# Data prep: Tokenizer Training (Mockup)
Copyright (C) 2021 ServiceNow, Inc.

This notebook was used to experiment and develop around training a custom (geology-specific) tokenizer.

This is likely not runnable without revisions, as the training data likely does not all still exist.

---

# Plan
* Test out tokenizer training process. 
    * Follow [🤗 Tokenizers Quicktour] (https://huggingface.co/docs/tokenizers/python/latest/quicktour.html) to train a BPE tokenizer from scratch. This is just to check the process.
    * Use data from Tianyi’s blind text concatenation here: `/nrcan_p2/data/03_primary/v1/all_text.txt` (used a smaller subset)
* Create two tokenizers
    1. Train a tokenizer from scratch for BERT, including pre- and post-processing, and WordPiece trainer, following [🤗 Tokenization Pipeline Tutorial](https://huggingface.co/docs/tokenizers/python/latest/pipeline.html).
        * Actually trained 2, with different amounts of data (~5 vs. 500 MB)
    2. Create a second tokenizer that is a BERT standard tokenizer (wikipedia data subset, also uses the above pipeline)
* Examine and compare tokenizers
    * Pick a subset of definitely geological sentences
    * Compare what the tokenizers do with technical terms and with common English.

---

# Setup

Manually check that data is where I expect it to be:

In [42]:
# !ls ../../data/03_primary/v1

Huggingface `tokenizers` and `transformers` should be installed in the container already.

## Set up data

### Create a smaller text file

The whole dataset (`data/03_primary/v1/all_text.txt`) is 2.17 GB, and the tutorial uses a dataset with 516 MB.  Using 2.17 GB makes training the tokenizer verrrry slow.  This is why I started with a smaller subset. :) 

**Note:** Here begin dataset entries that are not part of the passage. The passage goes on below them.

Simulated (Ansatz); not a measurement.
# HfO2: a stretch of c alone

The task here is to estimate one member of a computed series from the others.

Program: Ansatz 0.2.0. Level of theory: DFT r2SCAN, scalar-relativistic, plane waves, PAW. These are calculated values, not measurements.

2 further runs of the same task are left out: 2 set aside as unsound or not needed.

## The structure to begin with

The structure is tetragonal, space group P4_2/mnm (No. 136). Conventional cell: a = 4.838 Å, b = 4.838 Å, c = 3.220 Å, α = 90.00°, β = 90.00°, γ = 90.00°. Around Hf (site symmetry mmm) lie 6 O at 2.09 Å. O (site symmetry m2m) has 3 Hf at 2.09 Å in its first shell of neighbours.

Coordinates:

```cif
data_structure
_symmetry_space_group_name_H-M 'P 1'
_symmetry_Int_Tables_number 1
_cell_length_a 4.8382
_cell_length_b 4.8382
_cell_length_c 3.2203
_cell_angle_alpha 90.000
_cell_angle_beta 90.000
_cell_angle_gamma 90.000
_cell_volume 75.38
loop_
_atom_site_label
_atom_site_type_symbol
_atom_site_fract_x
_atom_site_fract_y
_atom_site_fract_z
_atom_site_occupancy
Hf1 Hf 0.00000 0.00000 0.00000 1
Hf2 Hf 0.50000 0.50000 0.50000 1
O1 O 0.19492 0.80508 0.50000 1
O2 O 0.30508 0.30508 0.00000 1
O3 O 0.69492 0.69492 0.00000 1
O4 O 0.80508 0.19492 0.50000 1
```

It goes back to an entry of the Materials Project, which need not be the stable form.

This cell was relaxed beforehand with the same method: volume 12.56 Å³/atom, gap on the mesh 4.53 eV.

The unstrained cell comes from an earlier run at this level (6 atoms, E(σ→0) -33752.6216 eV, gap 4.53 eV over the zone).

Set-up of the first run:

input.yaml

The below is just for documentation, and run from a notebook in `workspace/[SUBFOLDER]/`. 

In [34]:
# Ran this in the command line in data/03_primary/. 
# Could uncomment and add directory structure to run here.
# ~5MB
#!head -c 5000000 all_text.txt > short_text_5M.txt

In [45]:
# ~500MB
# !head -c 500000000 ../../data/03_primary/v1/all_text.txt > ../../data/03_primary/v1/med_text_500M.txt

### Download data from wikipedia for comparison

In [69]:
# %%bash
# (cd /nrcan_p2/data/01_raw/toy/wiki;
# wget https://s3.amazonaws.com/research.metamind.io/wikitext/wikitext-103-raw-v1.zip;
# unzip wikitext-103-raw-v1.zip)

Data is at:

`/nrcan_p2/data-01/raw/toy/wiki/wikitext-103-raw/`

and includes: 
* `wiki.test.raw`
* `wiki.train.raw`
* `wiki.valid.raw`

---

# Build BPE tokenizer from scratch (learn workflow)

## Train tokenizer

In [1]:
from tokenizers import Tokenizer
from tokenizers.models import BPE
from tokenizers.trainers import BpeTrainer
from tokenizers.pre_tokenizers import Whitespace

In [21]:
# Instantiate Tokenizer with a BPE model
tokenizer = Tokenizer(BPE())

In [4]:
# Instantiate a trainer (BpeTrainer) for training on geological text
# Default values: vocab_size=30000, min_frequency=0
trainer = BpeTrainer(special_tokens=['[UNK]', '[CLS]', '[SEP]', '[PAD]', '[MASK]'])

NOTE: May want to add to the pre-tokenizer to split on numbers as well.

In [5]:
# Include pre-tokenizer to split inputs into words (split on whitespace)
tokenizer.pre_tokenizer = Whitespace()

In [6]:
# Set location for text files (whole corpus)
files = ['../../data/03_primary/v1/short_text_5M.txt']

In [7]:
tokenizer.train(trainer, files)

In [9]:
# Save model and reinstate with unknown token (or it won't be used)
token_files = tokenizer.model.save("../../data/06_models/tokenizers/testing", "bpe_geo_short")
tokenizer.model = BPE.from_file(*token_files, unk_token="[UNK]")

In [10]:
# Save as one file that contains all configuration and vocabulary
tokenizer.save("../../data/06_models/tokenizers/testing/bpe_geo_short.json")
# Can reload with:
# tokenizer = Tokenizer.from_file("../../data/06_models/tokenizers/testing/bpe_geo_short.json")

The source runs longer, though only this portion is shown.